Occupations to Stop the Occupation

rom the Christian Science Monitor: While only 24 percent of likely voters nationwide approve of Mr. Bush's handling of the war, slightly more voters say it has been worth the loss of American lives, according to a Zogby poll released Friday. "It's now clearly a Republican war," says pollster John Zogby, noting that 59 percent of Republicans agree that the war has been worth the loss of life, compared with 20 percent of Democrats and 33 percent of independents.
But Democrats also have this internal debate over just how far they can go. They are still afraid of being perceived by the American people as being antitroops or antipatriotic," he adds. A strong showing from antiwar voters - expressed in e-mails, phone calls, or turnout at protests - "could provide an extra prod for Democrats to go that step further," Mr. Zogby adds.

But never fear. In the same article, the intrepid Brookings Institution graces us with the think-tank wisdom of imperial equivocation in the face of all that agitation from the Great Unwashed:

In response, some defense analysts say that polling data can be misleading. "Because only 30 percent say they still support the war doesn't mean that 70 percent are prepared to pack up and leave, no matter what happens to the region as a result," says Michael O'Hanlon at the Brookings Institution.
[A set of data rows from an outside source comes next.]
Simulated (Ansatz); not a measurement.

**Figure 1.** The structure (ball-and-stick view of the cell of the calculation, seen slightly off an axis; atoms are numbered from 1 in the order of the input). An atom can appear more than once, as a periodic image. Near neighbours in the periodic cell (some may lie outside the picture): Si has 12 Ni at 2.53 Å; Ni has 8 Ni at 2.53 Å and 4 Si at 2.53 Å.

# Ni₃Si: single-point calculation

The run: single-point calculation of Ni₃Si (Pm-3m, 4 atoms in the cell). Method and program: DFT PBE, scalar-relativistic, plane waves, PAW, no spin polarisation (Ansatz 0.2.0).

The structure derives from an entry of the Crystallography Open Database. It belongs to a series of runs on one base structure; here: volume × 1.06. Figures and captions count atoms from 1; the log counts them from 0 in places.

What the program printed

"It's the position of a third to half the Congress that we can still salvage something in Iraq," says Mr. O'Hanlon, noting that most of the Democratic leadership is not in that camp. "We haven't had a sophisticated development of Plan B in Iraq. Congress is in a good position to flesh out some options."

Who in the hell is the Brookings Institution, and why in the hell should any of us listen to them? Another academic policy mush-mill, with heavy recipe crossovers from the Democratic Leadership Council and its own mush-mill, the Progressive Policy Institute.

Here's what to do with these remarks from the Brookings Institution and all the other "centrist" mush-mills. Stuff a stack of their aimless pontifications into your handbag while you walk the dog, and use the pages to pick up shit.

Then go home and bombard these bobbing, weaving elected officials with a clear message that doesn't get past the rent-a-cops at the think tanks' front doors: Not one more day, not one more dime, not one more life, not one more lie.

Cut the money. Cut it all. Cut it now.

My own decision-allergic Congressman, who I will out here in a national venue, David Price, is now blathering about "exit strategy" (a think tank term if ever there was one) to avoid the issue of defunding the war. But he is on the defensive, as he was when 400 of us encamped in front of his office - with others inside, refusing to leave - to (successfully) pressure him to vote against the 2002 authorization for war (which he now proudly slaps on his website's front page. (Of course, he has voted every time since then to re-fund the war... Price is deep-down DLC).

My point? We did turn him on a vote, and it was civil disobedience - a 26-hour sit-in at his Chapel Hill office in October 2002 - that did the trick.

There is something about being polite when the blood is running down the gutters that should strike us all as obscene... sinful even.

Who qualifies for Congressional office occupations?

Anyone and everyone who still votes money for the war. Period. Take great big signs along that explain a very simple thing: An exit is a command, not a strategy. And take vets and military family members with you. Call us, and we'll go there so when the police show up to trespass us, you can videotape vets and military families being dragged out of Congressional offices in flex-cuffs. It's an irresistable image.

Contact Veterans For Peace, Iraq Veterans Against the War, Military Families Speak Out, and Gold Star Families for Peace, to identify their local membership and tell them when and where you are planning to take action.

Most elected officials do not want to take firm positions on anything, even on a bloodbath like the occupation of Iraq. It's their nature... the nature of the system. So we have to constrain their options. Don't think of them as peers and neighbors. They are gatekeepers, selected by big money. Work with them like you would with a bad mule. Give them a choice to cut the money or have ugly pictures of their offices on the front page.